What Is Service Mesh Architecture?
A service mesh provides a consistent, decentralized mechanism for managing communication between multiple services within a system. It can be used to implement features such as encryption, logging, tracing and load balancing, thereby improving security, reliability and observability. If you’re new to the service mesh pattern, head over to An introduction to the Service Mesh to find out more. In this article, we’ll dive deeper into understanding the architecture of a service mesh and how it can be used in practice.
Components of a Service Mesh Architecture
A service mesh consists of two elements: the data plane and the control plane. As the names suggest, the data plane handles the actual forwarding of traffic, whereas the control plane provides the configuration and coordination. Let’s look at that in more detail.
What Is the Data Plane?
In the service mesh architecture, the data plane refers to network proxies that are deployed alongside each instance of a service that needs to communicate with the other services in the system. All calls to and from a service go through the proxy, which can also apply authentication and authorization, encryption, rate limiting and load balancing, handle service discovery, and implement logging and tracing.
A service mesh decouples the application logic from the network communication logic, with the effect that application programmers do not need to worry about the practicalities of communicating with the wider network. Instead, the service only needs to know about its local proxy. In a microservice system where separate teams are developing services in different languages, a service mesh allows network communication and associated features to be implemented consistently without duplicating effort.

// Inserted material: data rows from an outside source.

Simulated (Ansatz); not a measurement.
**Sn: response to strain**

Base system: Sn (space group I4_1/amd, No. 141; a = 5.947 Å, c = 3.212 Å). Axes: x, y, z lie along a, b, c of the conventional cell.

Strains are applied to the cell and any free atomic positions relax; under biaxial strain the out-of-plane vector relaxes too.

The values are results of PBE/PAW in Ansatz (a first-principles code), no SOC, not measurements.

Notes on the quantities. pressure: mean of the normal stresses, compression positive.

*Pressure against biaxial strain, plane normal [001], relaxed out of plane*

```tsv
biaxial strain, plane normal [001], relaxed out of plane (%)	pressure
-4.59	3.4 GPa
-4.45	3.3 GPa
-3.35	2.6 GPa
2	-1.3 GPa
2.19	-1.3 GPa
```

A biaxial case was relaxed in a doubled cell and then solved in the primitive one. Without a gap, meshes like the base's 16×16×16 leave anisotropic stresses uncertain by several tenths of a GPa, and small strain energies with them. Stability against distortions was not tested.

What Is the Control Plane?
As we’ve seen above, the service mesh architecture requires a proxy for each instance of a service. In microservice-based systems comprising dozens or even hundreds of services, each of which may be replicated multiple times according to performance and reliability requirements, that results in an equal number of proxies to manage. This is where the control plane comes in.
The control plane exposes an interface for a human user to configure the behavior of the data plane proxies using policies and makes that configuration available to the proxies via another API (you may hear the user interface referred to as the management plane, but it is simply a view onto the configuration). Each data plane proxy must connect to the control plane in order to register itself and receive configuration details.
What Are Sidecar Proxies?
Because every call to a service goes via a proxy, the service mesh architecture adds an extra hop to every call. In order to minimize the additional latency, the proxy needs to be run on the same machine (virtual or physical) or in the same pod (in the case of containers) as the service for which it is proxying so they can communicate over localhost. This model is known as a sidecar deployment, hence the name “sidecar proxy.”
Service Mesh in Action
Although the service mesh architecture is not limited to microservice-based systems, they provide a good example of how a service mesh is used in practice. Let’s take the example of an online retailer that has adopted a microservice architecture covering functions such as stock control, shopping cart management, payments and user accounts. More services are in development, and the company has moved to cloud-hosted infrastructure to allow them to grow faster.
Using a service mesh to manage communications between these services means the platform team can apply mutual TLS encryption to all traffic within the system. Encryption had previously been implemented for communication between some of the services but was missing from the stock control service. Adding it to that service would have required the development team to re-implement the logic in C++, but due to other priorities, that work had not yet been done. By deploying a sidecar proxy to each service instance and provisioning them from the same certificate authority, the platform team is able to get all inter-service traffic encrypted using mutual TLS. The other development teams no longer have to maintain that part of their codebases.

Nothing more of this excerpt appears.